Road To Be Dedicated To Nelson Bascome Jr
A section of Friswells Road will be dedicated to the late Minister Nelson Bascome, who was a long term resident and well known part of the Friswells Hill community.
The ceremony will take place on Sunday September 16th, and will start with a worship service by Cornerstone Bible Fellowship at 10am in the Ruth Seaton James Auditorium and then at 1.30pm a plaque and road sign unveiling ceremony will take place at 22 Friswells Road, Pembroke [home of the late Nelson Bascome Jr.], where a section of the road will be dedicated to the late Minister.
A spokesperson said: “The plaque and road signs have been commissioned by the Ministry of Public Works. Although it is an open event, attendees are cautioned that seating is only for those who received formal invites either through the mail or by-hand and therefore, since the ceremony is expected to last up to an hour, there could be a significant amount of standing involved.
“The opening prayer will be given by Brother Paul Richards followed by welcoming remarks by The Minister of Public Works Michael Weeks. There will then be remarks by Premier Paula Cox which will be followed by a musical selection and then ‘thank you remarks’ from representatives of Friswell’s Hill United Inc.”
The road naming will take place the day after the 1st Annual Nelson Bascome Jr. Focus Trophy Football Match at Devonshire Rec, which will see a host of politicians take the field including Zane DeSilva, Michael Weeks, Kim Swan, Patrice Minors, Marc Bean, Kim Wilson, Wayne Furbert, Glenn Blakeney, and Craig Cannonier.

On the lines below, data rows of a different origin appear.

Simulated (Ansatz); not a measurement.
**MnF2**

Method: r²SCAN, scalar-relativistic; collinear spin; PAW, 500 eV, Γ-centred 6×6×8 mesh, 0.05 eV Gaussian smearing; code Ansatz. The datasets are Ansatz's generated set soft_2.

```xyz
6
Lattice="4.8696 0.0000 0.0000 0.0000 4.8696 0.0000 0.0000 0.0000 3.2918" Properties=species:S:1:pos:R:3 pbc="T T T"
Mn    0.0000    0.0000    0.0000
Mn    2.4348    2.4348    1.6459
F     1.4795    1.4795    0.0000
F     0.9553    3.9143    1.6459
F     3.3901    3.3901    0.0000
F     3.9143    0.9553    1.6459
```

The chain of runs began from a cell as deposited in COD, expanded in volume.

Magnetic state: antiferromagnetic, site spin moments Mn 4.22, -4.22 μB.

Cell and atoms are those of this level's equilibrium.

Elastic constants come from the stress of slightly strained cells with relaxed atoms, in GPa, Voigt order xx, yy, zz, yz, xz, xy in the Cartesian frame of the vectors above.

“Although it is an open event, attendees are cautioned that seating is only for those who received formal invites either through the mail or by-hand and therefore, since the ceremony is expected to last up to an hour, there could be a significant amount of standing involved.”
So what if it is standing room only – how many times have people stood outside of funerals, weddings, gone to soccer, cricket, soca and all the rest for longer than an hour. Extend an invitation to everyone and reserve the seats – who the heck is planning this??? To me, it reads as a “you didn’t receive an invite – you ain’t welcome”. Mr. Bascome was not that kind of man, so why do this.
Don’t be silly. They were merely trying to prepare people.Get a life. You probably haven’t organized anything in your life.
Ya ranking high on the Sulfur-Simpson scale, very high indeed!
finally we see are leaders coming together on a field to kick around a football to get their frustrations out that they feel toward one another and I was the one who told them that time out in a corner did not work in a black community.
Seriously I could not resist but to the memory of a great individual who I believe desrves the reconition for the long hard hours that turned into long hard years of blood sweat and tears for both he and his family into the Friswell’s Hill Community and the Pembroke Community at large,I say well desrved to Mr. Bascome and his legacy,memory and loyal dedication that no one can deny that he gave and rightly deserves.
I considered Nelson a Good friend and a person that no matter where we met or when both locally and overseas,he and I would always be focused on one or two conversations,the state of the country or the state of the church.to both who he was very loyal to.
It is about time something was done . He worked hard.
I am uncomfortable naming any public property after politians.
I don’t care what party they were affiliated with.
Nothing wrong with schools named for great educators but public buildings, no. At a stretch perhaps naming for a recogonised great Premier who is pretty much squeaky clean in public & private life is OK. Only one comes to mind & he is still alive.
Exactly! No public property, building or road should be named after any politician no matter what persuasion.
You can’t learn any lesson if you ignore what is right in front of you. Bermudians need to start looking at the positive AND negative traits of individuals not not judge, praise or mock them….but to learn what we should and should not emulate. We are too quick to make every dead person almost a saint and gloss over what went wrong that we should not repeat.